In what ways have I used the "spiritual practice" to avoid growth? Kevin Griffith (One Breath at a Time: Buddhism and the Twelve Steps) pointed out one, and that's that I don't always talk about what is going on with me with my close ones. I have to have a sense of what I need to talk about. I can't endless hope for an archaeologist to be digging to find them for me. I am that archaeologist.
Mistakes are fruit that helps you see that you're missing something. Wishing things were otherwise just doesn't work. Not allowing yourself to see your shortcomings is a mistake.
On problem with putting the petal to the metal, "going for it", really trying hard, is if you take your foot off the petal and coast. You can try to hard, get exhausted, and coast. That's the whole lute strings lesson. Pressing as much as you can consistently is a skill, not binging in effort, but being consistent day after day.
Spiritual bypassing implies that you've missed something along the way.

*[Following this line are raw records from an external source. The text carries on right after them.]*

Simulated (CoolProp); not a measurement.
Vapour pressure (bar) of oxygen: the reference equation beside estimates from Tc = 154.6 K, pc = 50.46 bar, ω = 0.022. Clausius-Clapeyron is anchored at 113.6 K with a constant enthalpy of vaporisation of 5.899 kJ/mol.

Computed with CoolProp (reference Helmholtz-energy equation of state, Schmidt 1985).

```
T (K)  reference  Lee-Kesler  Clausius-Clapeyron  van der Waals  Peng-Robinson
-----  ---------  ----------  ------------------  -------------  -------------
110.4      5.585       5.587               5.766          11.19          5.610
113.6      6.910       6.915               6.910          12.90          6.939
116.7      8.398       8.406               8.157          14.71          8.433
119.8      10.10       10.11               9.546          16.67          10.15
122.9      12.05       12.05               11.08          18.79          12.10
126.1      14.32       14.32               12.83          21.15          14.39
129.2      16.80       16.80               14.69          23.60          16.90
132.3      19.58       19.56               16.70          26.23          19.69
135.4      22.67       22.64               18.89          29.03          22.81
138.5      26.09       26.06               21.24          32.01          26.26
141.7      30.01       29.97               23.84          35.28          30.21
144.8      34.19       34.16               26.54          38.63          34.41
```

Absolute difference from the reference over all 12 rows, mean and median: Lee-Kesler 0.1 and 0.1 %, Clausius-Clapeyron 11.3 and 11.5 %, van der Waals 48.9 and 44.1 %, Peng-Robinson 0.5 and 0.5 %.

Reflecting today I got an appreciation for vigilance and constancy. I think of Charlotte Joko Beck's idea of "nothing special"(Nothing Special). Not getting too excited by the peak meditation experiences, the sangha highs, the pleasures of intellectual discourse. Theoretical pyrotechnics can be pleasing, but do they really help you to be more aware and kind to others? It can be an intoxication of sorts for me. Sangharakshita warns about spiritual indigestion from eating such rich teachings. We have an open source Buddhism now, to some extent, but we need a teacher who points us to the teachings we need at that moment, or we need to just be mindful of this phenomenon, be our own best teacher. My spiritual heroes often had to do so much themselves, there were no good teachers. The Buddha spent time with two teachers whom he learned as much as he could from, and they had very high attainments. It's so amazing that he somehow knew there was more.
I can get through a lot of meditation on the high of thoughts. Other ground me, and help me see when I've walked over towards a ledge. The sense pleasure hinderance of thinking is a real hinderance for me. (Wet cat noses are not too much of a hinderance.)
Another thing that excites me is buildings, real estate, space. Every "for rent" sign I see, I wonder if I could set up a Dharma center. I need to be grounded in reality and know when I am ready for that. The desire to share the dharma outstrips my ability to effectively communicate it, and really embody the teachings. It's my narcissistic grandiosity to think I could do so, but it's always a huge leap to think one could lead, and yet we need leaders in the world. Pointing oneself in a direction is what is needed. You launch yourself out there, and it becomes a self fulfilling prophecy.
I've binged on the teachings, and I'm not doing that any more. I'm digesting them and not projectile vomiting them back out. Patience is required, you can only eat some much. Being in tune with your body helps you to not abuse yourself, to not try too hard. So looking at past mistakes can make you get a sense of progress. I'm no longer doing that any more.
The forever dilemma of a latch key child (me) is wanting more support, and then being too isolated and "independent". Working with others the right amount is a challenge. Even the story that I'm a latch key child is something I can loosen my grip on, that was so long ago. Growing up is such a challenge. I don't like it when people shout "grow up!" at others, but others can be frustrating. Even said gently and sweetly it's not easy to grow up.
I am grateful for the people who care enough to point me in the right direction, even if they have given up on me in the present. Actions from the past linger and nourish one. I think of all the lessons I've learned along the way and I am grateful. Thanks to all my teachers and all my mistakes and all the awareness and self esteem in myself that allows me to recognize and plot a course. I am grateful for catching mistakes, and seeing things I've missed in my attempt to bypass. It teaches me what short cuts don't work. Reading one's actions and not just fickle intensions is important. Seeing oneself clearly can be difficult for different people in different ways. I hope to have the grace to embrace my real journey.